[theora-dev] VC2005 MMX patch.

Wed Dec 26 10:56:37 PST 2007

Nils Pipenbrinck wrote:
> Regarding x86-64: The MSVC helpfile tells me that the MMX intrinsics
> with 64 bit operands won't be supported for the 64 bit compiler, so
> additional work is required anyways  (for whatever reason they decided
> to do that).

Microsoft seems to be going out of its way to convince everyone that it
is totally unready for 64-bits. I don't know if this is just
institutional incompetence or something else, but when compared to the
current state of 64-bit Linux it is fairly ridiculous.

> I only did logical changes in the files that are for visual studio. The
> few changes in the other files where required to get a theora building
> with the USE_ASM macro.

I meant stuff like generating constants with 2 mov's and a punpckldq
instead of a pcmpeq, psllw, psrlw, or your unbiased average trick, or
manually unrolling oc_frag_recon_intra_mmx, or...

The point is that with a first-time contributor, maintainability of the
code is paramount above all else, and that is much easier if I can match
instruction by instruction your code with the existing code. If it makes
more sense to change the gcc version to match yours in places, I'm
willing to do that, but I'd like to know why.

Also, is it really worth it to do so many loads early (and serially,
since, e.g., the Core2 only has a single memory read port but 3 (well, 2
and a half) arithmetic ports), instead of eating the latency up front
and trying to keep the instruction mix more diverse? A similar question
applies to the serial stores later.

> MSVC does neither inline any function that contains raw assembler nor
> does it allow macro expansion inside assembler. The IDCT source from GCC

That's insane. Can you at least do something along the lines of
#define FOO _asm{ \
 ... \
}
and build up sequences in separate asm blocks? Or does it insert lots of
garbage housekeeping instructions between them because it doesn't bother
to track which registers are actually used in a block and tries to
preserve everything.

> Simply because the code above is for a single byte. It extends well to a
> full machine-word as well, and in this case you need the AND to prevent
> the LSB of byte1 to shift into MSB of byte0. This makes only sense if
> you process more than one byte at a time of cause.

Sorry... I keep forgetting that MMX has next to no byte-level
instructions, so there's no pslrb. I should learn to read.

> The 32 bit version of the above function should make it clear (hint
> hint: this would be a easy to do improvement for oc_frag_recon_inter2_c)
> 
> ogg_uint32_t pavgub4 (ogg_uint32_t a, ogg_uint32_t b)
> {
>  return (a & b) + (((a ^ b) & 0xfefefefe) >> 1);
> }
> 
> I'll do a measurement how it performs against the "add and
> shift"-version from the gcc sources.. Just to be sure that it is faster.

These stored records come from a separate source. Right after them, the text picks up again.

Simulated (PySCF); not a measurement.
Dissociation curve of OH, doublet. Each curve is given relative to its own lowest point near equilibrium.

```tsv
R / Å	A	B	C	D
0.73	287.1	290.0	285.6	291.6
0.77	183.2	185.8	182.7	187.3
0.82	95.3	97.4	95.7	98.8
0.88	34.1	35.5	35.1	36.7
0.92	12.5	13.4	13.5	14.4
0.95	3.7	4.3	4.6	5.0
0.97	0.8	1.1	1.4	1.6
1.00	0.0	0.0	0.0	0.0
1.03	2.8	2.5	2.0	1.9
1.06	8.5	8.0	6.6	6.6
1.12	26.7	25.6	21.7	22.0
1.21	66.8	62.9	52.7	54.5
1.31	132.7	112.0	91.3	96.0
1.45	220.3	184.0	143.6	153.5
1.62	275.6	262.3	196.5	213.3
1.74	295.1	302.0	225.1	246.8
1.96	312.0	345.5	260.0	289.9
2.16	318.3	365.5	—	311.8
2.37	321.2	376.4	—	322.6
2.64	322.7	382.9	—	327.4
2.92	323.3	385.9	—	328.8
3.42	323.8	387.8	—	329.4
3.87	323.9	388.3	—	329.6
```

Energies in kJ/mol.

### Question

Also, there's an ogg_uint64_t type, so there's no reason to stop at a
32-bit version.

Feel free to optimize the C code as well (in separate patches)... I'm
sure there's plenty of low-hanging fruit. I've done pretty much all of
the algorithmic optimizations I had planned, but little low-level stuff
at all, besides the obvious "avoid unpredictable branches" (which even
those need to be benchmarked to be sure they aren't killing us on things
like the OLPC). There may also be some benefit in re-organizing
structures to fit into cache lines better, which I was planning to take
a look at some day, but haven't.